Sean Dorgan - 'Good pipeline' for 2007
Sean Dorgan - 'Good pipeline' for 2007

Figures show that the number of people working for companies backed by state agency IDA Ireland now stands at just over 135,000, up 3,795 compared with the end of 2005.

The agency's end-of-year statement shows that 11,846 new jobs were added, though just over 8,000 were lost. This is slightly less than in 2005 but the net gain is slightly ahead of 2005. IDA Ireland said it negotiated 71 new business projects in 2006 involving a total investment of €2.6 billion. Investment in research and development projects was €470m, up from €260m in 2005.

IDA chief executive Sean Dorgan said the agency's emphasis had shifted from increasing job numbers to attracting higher quality and better paid jobs. The agency's statement said more than half of the new jobs last year had wage and salary levels of more than €40,000 a year. Mr Dorgan said there was a 'good pipeline' of potential investments for 2007.

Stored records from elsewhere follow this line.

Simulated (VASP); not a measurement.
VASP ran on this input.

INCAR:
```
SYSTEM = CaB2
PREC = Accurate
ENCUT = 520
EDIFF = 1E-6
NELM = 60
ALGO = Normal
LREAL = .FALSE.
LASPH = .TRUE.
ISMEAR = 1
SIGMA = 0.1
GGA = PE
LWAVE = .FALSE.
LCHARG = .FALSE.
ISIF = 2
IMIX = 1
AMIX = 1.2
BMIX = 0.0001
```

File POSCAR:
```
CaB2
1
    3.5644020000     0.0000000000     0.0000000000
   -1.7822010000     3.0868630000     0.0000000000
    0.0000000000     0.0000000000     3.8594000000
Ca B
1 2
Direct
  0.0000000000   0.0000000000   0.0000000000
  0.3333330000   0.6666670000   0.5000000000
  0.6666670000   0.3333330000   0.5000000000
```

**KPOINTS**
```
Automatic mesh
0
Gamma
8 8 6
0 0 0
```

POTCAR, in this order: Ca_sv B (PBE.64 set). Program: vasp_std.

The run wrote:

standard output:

IDA Ireland said more than 60% of new projects last year were located outside Dublin, with 85% of research and development projects also going outside the capital. But it warned that it was competing for these projects mainly with cities of more than a million people, and Irish locations needed a critical mass of talent, infrastructure and business services to attract investment. As a result, it urged strong support for the National Spatial Strategy, and called on locations to think and act regionally, not locally.

Mr Dorgan called for continued heavy investment in infrastructure, and urged the new National Development Plan to focus on transport, energy and measures to encourage more students to study science and engineering. 'If we fail to provide essential infrastructure quickly, Dublin may falter and regions fail,' he said.